Monday, May 28, 2007

Forgetting digitally

Whilst I'm catching up with ARCH's terrific blog I should point to this post.

"A major drawback of the increasing surveillance of children is that CCTV, tracking devices and databases don’t know when to turn a blind eye - a skill that parents and teachers develop to an advanced level.

When data, risk-assessments and in-depth profiles of a child can be stored indefinitely, that drawback becomes a major problem. Does anyone really want to remember their every childhood misdeed? Those little acts of spitefulness or dishonesty, the episodes of shame or pain? Part of our growth into adulthood is about constructing a version of ourselves that we can live with. Time helps us to bury grim or embarrassing memories, or at least sand the splinters off them, so that we can write ourselves a reasonably coherent and manageable autobiography. While some may brave rigorous self-analysis, for most of us there can be such a thing as too much truth.

If computers don’t forget, and they contain enough data to chatter people’s childhoods back to them years later, how will anybody cope with that? What about the person with unbearable memories, or the one who passed through a period of complete delinquency? Sometimes reinventing oneself is a survival tactic, or a chance to clean the slate and start again.

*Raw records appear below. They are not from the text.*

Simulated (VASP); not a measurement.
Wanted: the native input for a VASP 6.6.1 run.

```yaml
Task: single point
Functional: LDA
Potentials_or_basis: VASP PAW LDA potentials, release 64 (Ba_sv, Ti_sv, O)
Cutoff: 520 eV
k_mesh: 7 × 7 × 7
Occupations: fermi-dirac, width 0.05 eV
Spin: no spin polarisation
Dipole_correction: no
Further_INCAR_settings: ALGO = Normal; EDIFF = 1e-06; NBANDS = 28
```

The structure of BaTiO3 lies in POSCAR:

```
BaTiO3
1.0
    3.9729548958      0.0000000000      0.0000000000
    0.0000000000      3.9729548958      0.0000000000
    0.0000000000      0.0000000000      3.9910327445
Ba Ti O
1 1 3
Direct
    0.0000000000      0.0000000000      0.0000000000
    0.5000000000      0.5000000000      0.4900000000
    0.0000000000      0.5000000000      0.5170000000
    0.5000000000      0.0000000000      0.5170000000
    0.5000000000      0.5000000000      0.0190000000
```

And as if that’s not enough, there’s all the stuff that children themselves put on blogs or My Space. Would you really want to see the lovesick letter you posted to the ‘Take That’ fan club message board ever again? There might come a time when the press would want to, though, or an employer, or someone who hated you.

Quite honestly, building forgetfulness into computers sounds like a very healthy idea to me."